Question

A bullet of mass 10 g moving with 300 m/s hits a block of ice of mass 5 kg and drops dead. The velocity of the ice is
A. 50cm/s
B. 60cm/s
C. 40 cm/s
D. 200 cm/s

Answer 1

Hint: It is based on the principle of law of conservation of momentum. This law is applicable for an isolated system which states that the momentum can neither be created nor be destroyed.

Formula Used:
The formula for maw of conservation of momentum will be used. Momentum is the product of mass and velocity of the particle in the system. Since it has both magnitude and direction, it is a vector quantity. Mathematically law of conservation of momentum is written as,
\[{m_1}{u_1} + {m_2}{u_2} = {m_1}{v_1} + {m_2}{v_2}\]

Complete step by step solution:
Given that the mass of the bullet is \[{m_1} = 10g = {10^{ - 3}}kg\]
Also, velocity of the bullet is given as \[{v_1} = 300m/s\]
Mass of the ice block is given \[{m_2} = 5kg\]
Velocity of the ice block \[{v_2} = ?\]
Since in an isolated system, the momentum of the system before collision and after collision remains constant, so it can be written that,
\[{m_1}{u_1} + {m_2}{u_2} = {m_1}{v_1} + {m_2}{v_2}\]

Substituting all the values in the above equation and solving for the value of velocity we get,
\[({10^{ - 2}} \times 300) + (5 \times 0) = ({10^{ - 2}} \times 0) + 5{v_2}\]
\[\Rightarrow 3 = 5{v_2}\]
\[\Rightarrow {v_2} = \dfrac{3}{5}\]
\[\Rightarrow {v_2} = 0.6\,m/s\]
Converting it into cm, we get
\[{v_2} = 60\,cm/s\]
Therefore, the velocity of the ice block when the other block of mass strikes with it is 60 cm/s.
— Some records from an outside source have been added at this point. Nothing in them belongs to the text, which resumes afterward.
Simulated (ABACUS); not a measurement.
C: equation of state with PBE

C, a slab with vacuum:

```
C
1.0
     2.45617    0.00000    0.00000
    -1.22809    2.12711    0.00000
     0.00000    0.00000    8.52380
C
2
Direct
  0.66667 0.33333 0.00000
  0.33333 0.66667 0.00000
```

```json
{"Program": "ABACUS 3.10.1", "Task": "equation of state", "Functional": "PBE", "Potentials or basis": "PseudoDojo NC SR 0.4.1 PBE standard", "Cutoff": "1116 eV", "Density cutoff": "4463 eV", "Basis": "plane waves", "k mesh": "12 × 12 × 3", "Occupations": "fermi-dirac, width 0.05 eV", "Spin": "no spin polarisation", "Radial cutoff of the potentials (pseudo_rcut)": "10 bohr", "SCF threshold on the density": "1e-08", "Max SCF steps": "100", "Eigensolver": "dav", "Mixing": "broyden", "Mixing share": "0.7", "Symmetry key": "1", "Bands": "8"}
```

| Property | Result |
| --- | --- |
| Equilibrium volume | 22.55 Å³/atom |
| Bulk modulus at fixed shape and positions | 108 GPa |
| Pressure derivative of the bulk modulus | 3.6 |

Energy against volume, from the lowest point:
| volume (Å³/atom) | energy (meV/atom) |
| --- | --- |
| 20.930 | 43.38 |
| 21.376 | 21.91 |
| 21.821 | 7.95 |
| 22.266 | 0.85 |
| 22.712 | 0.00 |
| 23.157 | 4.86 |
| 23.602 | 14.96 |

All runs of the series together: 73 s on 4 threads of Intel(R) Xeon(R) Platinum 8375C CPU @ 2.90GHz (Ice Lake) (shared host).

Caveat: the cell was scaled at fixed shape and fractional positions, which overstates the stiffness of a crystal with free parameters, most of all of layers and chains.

Hence, option B is the correct answer.

Note: It is to be noted that according to the law of conservation of momentum, the momentum of an object before the collision and after the collision, remains the same. It can be applied if the objects are colliding with each other, exploding or interacting with each other. In case, if Newton’s law can not be applied to the system, the law of conservation of momentum is also applicable in that case.